There is limited collaboration between team members as they struggle to understand the full scope of the problem. You start to see less active participation in meetings because people simply can't digest everything on their plate, so they keep quiet. This could be an indication of knowledge gaps in the team, so a greater focus on knowledge sharing and documentation could be a solution for the time being.
The growth of the platform creates gaps in skills and responsibilities. Maintaining a sufficient level of multidisciplinary expertise across all areas of the platform will become too difficult. You'll need to start thinking about becoming more specialised in one area, such as release management or observability. Understand the preferences of the team members and then decide if you have the blind spot, ad hoc expert involvement may also be an option.
Extending the platform boundary or supporting additional integrations requires more responsibility from the platform team. This includes both maintenance and support overheads. This is where you should push back by default, unless you have very specific reasons to expand.
If the problem space becomes too large for the platform team to handle, it's a good idea to consider extracting a piece of the platform into a separate module and then delegating the responsibility to another, more suitable team in the organisation. A good example might be considering adding support for data stores when it's not strongly represented in the team's current skill set, and it's better to delegate that responsibility to others while still maintaining it as a key platform capability.
In most cases, organisations start small with just one platform team. However, in large organisations, a platform may eventually require multiple teams to build and operate it. Based on my observations, there are two common ways to scale the platform team.
Organise by subdomains
This method is based on splitting the existing team into smaller sub-teams that focus on a particular area of the platform, while increasing the number of people. For example, a common use case for subdivision is as follows:
Site reliability engineering: Essentially responsible for lifecycle management of the platform, continuous improvement, scaling and performance monitoring.
Support: Answering other people's questions, helping with enablement and onboarding.

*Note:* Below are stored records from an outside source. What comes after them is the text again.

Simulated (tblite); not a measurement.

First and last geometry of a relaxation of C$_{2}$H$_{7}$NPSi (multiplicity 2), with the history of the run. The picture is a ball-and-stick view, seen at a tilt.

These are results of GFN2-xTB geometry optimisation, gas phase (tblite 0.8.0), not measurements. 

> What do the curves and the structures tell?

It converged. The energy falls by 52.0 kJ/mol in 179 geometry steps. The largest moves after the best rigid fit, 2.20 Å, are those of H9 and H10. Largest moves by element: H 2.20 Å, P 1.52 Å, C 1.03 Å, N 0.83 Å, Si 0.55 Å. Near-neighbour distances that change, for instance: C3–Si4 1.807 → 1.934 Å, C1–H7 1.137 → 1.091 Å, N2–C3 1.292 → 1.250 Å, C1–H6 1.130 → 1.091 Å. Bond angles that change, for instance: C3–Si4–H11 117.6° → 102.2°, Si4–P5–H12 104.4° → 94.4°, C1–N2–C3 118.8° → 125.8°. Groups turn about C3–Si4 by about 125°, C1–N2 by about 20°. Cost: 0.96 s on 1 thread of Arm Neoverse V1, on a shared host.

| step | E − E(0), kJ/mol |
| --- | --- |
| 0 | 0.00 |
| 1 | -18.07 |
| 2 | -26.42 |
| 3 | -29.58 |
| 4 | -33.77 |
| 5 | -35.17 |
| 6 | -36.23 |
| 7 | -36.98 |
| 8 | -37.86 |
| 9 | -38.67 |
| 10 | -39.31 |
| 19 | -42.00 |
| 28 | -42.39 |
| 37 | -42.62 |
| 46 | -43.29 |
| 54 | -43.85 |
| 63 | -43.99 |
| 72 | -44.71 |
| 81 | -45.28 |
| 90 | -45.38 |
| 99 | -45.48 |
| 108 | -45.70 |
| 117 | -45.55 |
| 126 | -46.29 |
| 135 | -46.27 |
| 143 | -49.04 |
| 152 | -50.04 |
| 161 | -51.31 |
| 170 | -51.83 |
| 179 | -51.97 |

Implementation: Building the platform and automating processes. This can be broken down into specific technology areas such as networking, security, observability, compute, storage and more.
Consulting: Working across the product and platform teams and working with the company’s technology strategist. This role helps to inform platform strategy, build roadmaps and understand the business-specific problem space.
Migration: Supporting development teams in migration or merging other platforms.
There is, however, one important caveat:
“Generally speaking, teams composed only of people with single functional expertise should be avoided if we want to deliver software rapidly and safely.” Team Topologies by Matthew Skelton, Manuel Pais.
Organise by value streams
Based on my conversations with some people in the industry, they don't necessarily agree that scaling the platform team through smaller, more autonomous sub-teams is the right thing to do. Sooner or later it creates coordination overhead, knowledge gaps and becomes too hard to maintain.
Instead, they suggest aligning the team around the entire value stream. So they take ownership of the specific outcome from start to finish.
The way it works is that they form a fixed-time squad focused on enabling a specific product or team, frequently reconfiguring and evolving in their own space. The value stream in this case relates to services and products within the scope of the platform. It's based on a layered approach where one team provides the base platform and the second team focuses on supporting the service on top of the platform.
Which approach is better? Well, asking that is a bit like choosing between a road trip and a scenic train ride. Both have their charms. Let me leave this as an open question as it depends on the scale, scope of the work or structure of the team topologies. In my humble opinion, organising by sub-domain is more popular and typically happens organically. On the other hand, the value stream approach requires some careful planning and a different way of budgeting.
Let's leave it there for now
We've explored the unique aspects of platform engineering and how having the right people on board can have a significant impact on your business. We've talked about traits to look for in platform engineers and ideas for scaling your team. Anything I missed?
Now that you've read this article, I hope you have a more complete view of the platform engineering landscape, its pitfalls and advantages. Everything in the above article is based on my own experience and from my individual point of view, which is why I want to ask you:
What's your perspective on platform engineering?
Do you have any interesting real-life stories to share?
What new dimensions did you discover while reading?